Saudi Arabia is still interested in pursuing a normalization deal with Israel after its war against Hamas in Gaza ends, an envoy from the Gulf nation said Tuesday,
The Times of Israel reports.
Prince Khalid bin Bandar, the Saudi ambassador to the UK, told the BBC in a radio interview that Riyadh is still open to establishing ties with the Jewish state as long as it is part of an overall two-state solution.
“Absolutely there’s interest, there’s been interest since 1982 and before,” Bandar said of reaching a deal with Israel. “We’ve been at this for a long time, and willing to accept Israel for a long time, it’s a reality that’s there that we have to live with. But we can’t live with Israel without a Palestinian state.”

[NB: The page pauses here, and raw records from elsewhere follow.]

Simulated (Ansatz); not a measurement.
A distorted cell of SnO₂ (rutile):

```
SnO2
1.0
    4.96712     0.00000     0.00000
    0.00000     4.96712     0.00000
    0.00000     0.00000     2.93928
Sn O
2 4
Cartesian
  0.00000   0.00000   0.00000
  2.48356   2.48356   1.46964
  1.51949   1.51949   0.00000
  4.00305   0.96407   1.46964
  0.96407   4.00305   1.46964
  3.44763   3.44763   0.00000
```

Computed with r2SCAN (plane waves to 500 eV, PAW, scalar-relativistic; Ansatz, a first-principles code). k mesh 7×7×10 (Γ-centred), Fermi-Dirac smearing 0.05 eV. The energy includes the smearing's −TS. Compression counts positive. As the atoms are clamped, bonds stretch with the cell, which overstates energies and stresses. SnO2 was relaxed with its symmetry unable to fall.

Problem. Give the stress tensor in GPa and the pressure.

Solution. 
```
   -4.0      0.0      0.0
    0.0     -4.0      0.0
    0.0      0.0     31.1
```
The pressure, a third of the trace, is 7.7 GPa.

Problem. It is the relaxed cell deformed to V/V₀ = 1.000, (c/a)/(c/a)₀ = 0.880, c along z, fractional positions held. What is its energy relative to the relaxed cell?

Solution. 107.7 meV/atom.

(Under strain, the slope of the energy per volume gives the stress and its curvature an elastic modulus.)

Bandar said that pre-October 7, “the discussions had been going on for quite some time. I’m not at liberty to go into the details of what was discussed, but it was close, there was no question.” He said that for Riyadh, “the final endpoint definitely included nothing less than an independent state of Palestine. And while we still — going forward, even after October 7 — believe in normalization, it does not come at the cost of the Palestinian people.”
Israel and Saudi Arabia were widely believed to be close to inking a historic normalization deal just before the Hamas onslaught of October 7, in which thousands of members of the terror group stormed across the border and murdered some 1,200 people in Israel, taking another approximately 240 hostage.